And I know this because I’ve done it. I’ve been putting in the work for long enough that I’m living and enjoying a life that I built intentionally. And I’m continuing to put in work that will improve my life so that it only goes up from here.
Self-discipline directly translates to living a life that you love. Self-discipline brings stable, long-term happiness.
Why is self-discipline important?
This is something that I’ve touched on before and is probably fairly apparent already from the previous section of this post. Self-discipline is important because motivation is fleeting and unreliable.
To get where you want to go, you need to complete a set of tasks, and either you want to do those tasks or you don’t. I doubt anybody would argue that those statements are untrue.
If you want to do those tasks, that’s motivation. In those moments, it’s easy to find the time and energy to do what needs to be done.
If you don’t want to do those tasks, and you’re trying to rely on motivation to get them done, the chance that those tasks will ever be completed is low. You likely know from experience that it’s hard to drum up motivation when you need it.

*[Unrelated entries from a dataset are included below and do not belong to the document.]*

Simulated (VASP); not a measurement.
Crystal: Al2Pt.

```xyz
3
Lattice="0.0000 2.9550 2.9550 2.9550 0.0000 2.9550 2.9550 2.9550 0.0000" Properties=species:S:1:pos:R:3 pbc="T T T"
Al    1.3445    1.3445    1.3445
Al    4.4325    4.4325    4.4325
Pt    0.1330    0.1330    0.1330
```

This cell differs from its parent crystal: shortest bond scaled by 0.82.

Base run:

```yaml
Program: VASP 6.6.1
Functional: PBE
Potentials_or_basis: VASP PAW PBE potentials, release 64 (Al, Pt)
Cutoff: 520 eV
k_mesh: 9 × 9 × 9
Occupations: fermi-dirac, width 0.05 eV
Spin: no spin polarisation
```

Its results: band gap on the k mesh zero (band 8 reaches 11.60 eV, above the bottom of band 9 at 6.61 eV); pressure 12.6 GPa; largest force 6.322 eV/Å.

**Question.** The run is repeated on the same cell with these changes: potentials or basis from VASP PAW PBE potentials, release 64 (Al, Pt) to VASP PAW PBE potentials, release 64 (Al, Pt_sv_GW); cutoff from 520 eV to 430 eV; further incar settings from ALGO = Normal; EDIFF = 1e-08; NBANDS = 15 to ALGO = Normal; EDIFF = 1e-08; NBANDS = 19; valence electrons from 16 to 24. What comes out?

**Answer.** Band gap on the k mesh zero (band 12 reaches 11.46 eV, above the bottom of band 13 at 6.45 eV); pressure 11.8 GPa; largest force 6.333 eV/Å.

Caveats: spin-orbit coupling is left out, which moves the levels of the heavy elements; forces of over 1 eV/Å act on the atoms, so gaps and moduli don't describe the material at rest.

Discipline, on the other hand, is reliable. When you have self-discipline, it doesn’t matter if you want to put in the work. Disciplined people do what needs to be done regardless of how they’re feeling.
Many of us fall into the habit of doing what’s easy rather than doing what needs to be done. When you have discipline, you can do what needs to be done. When you can do what needs to be done, you reach your goals. If your goals are important to you, then self-discipline should be as well.
How to build self-discipline
Self-discipline is an odd beast to tackle. It’s simple, yet it’s not. And because it isn’t something that you can build outside of the context of your everyday life, becoming more disciplined inherently involves changing your life.
Begin by figuring out a direction. Start considering what actions that you currently do that you’d like to quit and what things that you don’t currently do that you’d like to do habitually.
Realize that building discipline is necessary to change your life and that the act of building discipline is what changes your life. The two things are inseparable. If you aren’t ready to change your life and don’t have a direction you want to go, you aren’t in a place to start becoming more disciplined.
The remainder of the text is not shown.